R1 is read in line 2 after being written to in line 1. This is a RAW type dependence. R2 is read in line 3 after being written to in line 2. This is a RAW type dependence. R2 is being written to after being read from in line 1. This is a WAR dependence. R1 is written to in line 3 after being ready to in line 2 making a WAR dependence. Finally, R1 is written to in line 3 after being written to in line 1 creating a WAW dependency.

4.9.2 Assume there is no forwarding in this pipelined processor, indicate hazards and add NOP instructions to eliminate them.

There are no control hazards in this code because there is no branching occurring, there are however, data hazards and structure hazards, however. There is a structure hazard at line 1 and 3 because they both write to the same register this is fixed with the NOP statements. And there is a data hazard between line 1, line 2, and line 3. This is because line 3 uses data from line 1 and line 2 and line 2 uses data from line 1.

OR r1, r2, r3

NOP

NOP

OR r2, r1, r4

NOP

NOP

OR r1, r1, r2

4.9.3 Assume there is full forwarding. Indicate hazards and add NOP instructions to eliminate them.

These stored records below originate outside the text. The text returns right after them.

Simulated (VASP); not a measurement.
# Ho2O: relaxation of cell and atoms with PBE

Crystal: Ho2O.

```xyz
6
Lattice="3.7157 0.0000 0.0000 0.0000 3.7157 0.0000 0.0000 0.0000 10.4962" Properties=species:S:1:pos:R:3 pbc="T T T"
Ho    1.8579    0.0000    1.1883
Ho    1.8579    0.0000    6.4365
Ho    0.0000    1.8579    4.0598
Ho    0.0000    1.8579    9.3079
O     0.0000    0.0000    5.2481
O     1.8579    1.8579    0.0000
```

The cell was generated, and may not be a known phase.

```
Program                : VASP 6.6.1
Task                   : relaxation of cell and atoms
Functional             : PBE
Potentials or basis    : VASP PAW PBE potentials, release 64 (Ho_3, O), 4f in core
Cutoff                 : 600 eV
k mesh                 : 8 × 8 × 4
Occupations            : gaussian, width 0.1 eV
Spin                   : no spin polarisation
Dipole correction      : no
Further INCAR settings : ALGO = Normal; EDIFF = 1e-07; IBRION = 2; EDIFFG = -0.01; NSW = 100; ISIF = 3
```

There are no hazards with full forwarding because you can get data directly from the EXE stage for the line of code from before and not have to wait. So, no NOP instructions are needed.

4.9.4 What is the total execution time of this instruction sequence without forwarding and with full forwarding? What is the speedup achieved by adding full forwarding to a pipeline that had no forwarding?

Without forwarding: (7 cycles + 4 stalls ) \* 250 ps = 2750 ps.

With forwarding: ( 7 cycles + 0 stalls) \* 300 ps = 2100 ps.

Speedup = 2750/2100 = 1.31

4.9.5 Add NOP instructions to this code to eliminate hazards if there is ALU-ALU forwarding only.

There are no NOP instructions need because all lines of code can be done in the ALU. Thus, this means that all we need is ALU forwarding and ALU forwarding will eliminate the need to have stalls or NOP instructions here.

4.9.6 What is the total execution time of this instruction sequence with only ALU-ALU forwarding ? What is the speedup over a no-forwarding pipeline?

ALU-ALU forwarding allows us to have only 7 cycles and no stalls so 7 \* 290 ps = 2030 ps. This gives us a speedup of 2750/2030 = 1.35.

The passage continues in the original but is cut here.